Tuesday, December 07, 2021


WWW. WEDNESDAY asks three questions to prompt you to speak bookishly. To participate, and to see how other book lovers responded, click here.  

1. What are you currently reading? This Christmas, by Jane Green/Jennifer Coburn/Liz Ireland. To get into the swing of the holidays, I picked up this trio of Christmas-y short stories. I'm in the middle of the first one ("Vacation") right now and it's moving along nicely. Sarah and Eddie used to be madly in love, but their lives have taken them down different paths and they seem to have lost one another. Nobody's at fault, or maybe they both are, and they agree to a trial separation. Will they reconcile at Christmas? I don't know, but really, yes I do. It's a chick-lit holiday romance! 
I've read Jane Green before. According to my book lists, I've read Jemima J., Another Piece of My Heart and Bookends. My notes say I liked those three books, and yet right now, as I sit here, I remember little about them. I suspect this short story "Vacation" will be the same. I'm enjoying it right now but it's nothing memorable. And that's OK. I just want a holiday love story right now.

2. What did you recently finish reading?
Ma'am Darling: 99 Glimpses of Princess Margaret by Craig Brown. Be warned! This biography of Queen Elizabeth's rebellious younger sister is really not a biography at all. It's the retelling of anecdotes shared by people those who knew Princess Margaret at different points in her life. 
It's a gossipy romp that portrays Margaret as the favorite of her father, The King. ("Elizabeth is my pride, but Margaret is my joy," he was fond of saying.) The prettier, more charming of the Windsor girls, she was destined to never be Queen. In fact, at the time of her death in 2002, she was 11th in succession, behind then 10-year-old Princess Eugenie, daughter of Andrew and Fergie. Apparently this left her haughty and bitter.

So did love. She was not allowed to marry Captain Peter Townsend because he was divorced (imagine how she felt about Charles and Camilla, a generation later!). Her glittering marriage to Antony Armstrong-Jones disintegrated rather quickly. She had ill-fated affairs with unsuitable men.

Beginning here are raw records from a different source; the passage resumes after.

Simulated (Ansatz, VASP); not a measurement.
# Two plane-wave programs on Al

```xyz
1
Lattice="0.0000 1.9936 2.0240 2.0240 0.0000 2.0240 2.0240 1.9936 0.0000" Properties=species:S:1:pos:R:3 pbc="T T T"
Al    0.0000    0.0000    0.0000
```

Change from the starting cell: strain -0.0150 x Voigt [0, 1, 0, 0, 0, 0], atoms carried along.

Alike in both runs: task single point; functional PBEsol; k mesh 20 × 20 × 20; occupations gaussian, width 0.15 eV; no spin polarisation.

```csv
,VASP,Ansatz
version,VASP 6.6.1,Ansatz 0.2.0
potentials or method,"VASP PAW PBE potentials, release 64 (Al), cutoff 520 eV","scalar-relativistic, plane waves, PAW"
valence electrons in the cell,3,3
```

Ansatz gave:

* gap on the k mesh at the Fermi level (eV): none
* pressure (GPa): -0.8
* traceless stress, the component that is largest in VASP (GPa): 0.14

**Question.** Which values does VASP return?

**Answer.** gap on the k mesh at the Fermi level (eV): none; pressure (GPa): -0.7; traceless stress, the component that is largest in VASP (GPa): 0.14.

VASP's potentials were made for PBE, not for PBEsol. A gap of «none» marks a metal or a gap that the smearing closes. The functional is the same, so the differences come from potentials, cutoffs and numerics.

Yet Picasso and Peter Sellers were madly in love with her. The British tabloids couldn't get enough of her, either. She was, at one time, considered one of the world's most glamorous women. And the bitchiest. She openly scorned our Queen Elizabeth (Taylor) in the press for her "vulgar" jewelry. When they met, and Liz was wearing her 33.9 k Krupp Diamond, she asked Princess Margaret if she'd like to try it on. Margaret slipped it on her finger. "Not so vulgar now, is it?" Elizabeth Taylor purred.
It's that kind of book. If you enjoy such stories, you'll enjoy this. I admit I did. But it also left me sad. I suppose it would be natural to draw a line between Margaret and Harry, the "spare" of his generation. But I couldn't help thinking of Diana. Margaret could have really done something with her life, used her popularity to advance good works. Instead she promoted "G&T" (gin and tonic), cigarette holders, bouffant hair and the Island of Mustique. It feels like she had a sad life of wasted opportunity.

3. What will you read next? I think I'll grab another Christmas fiction.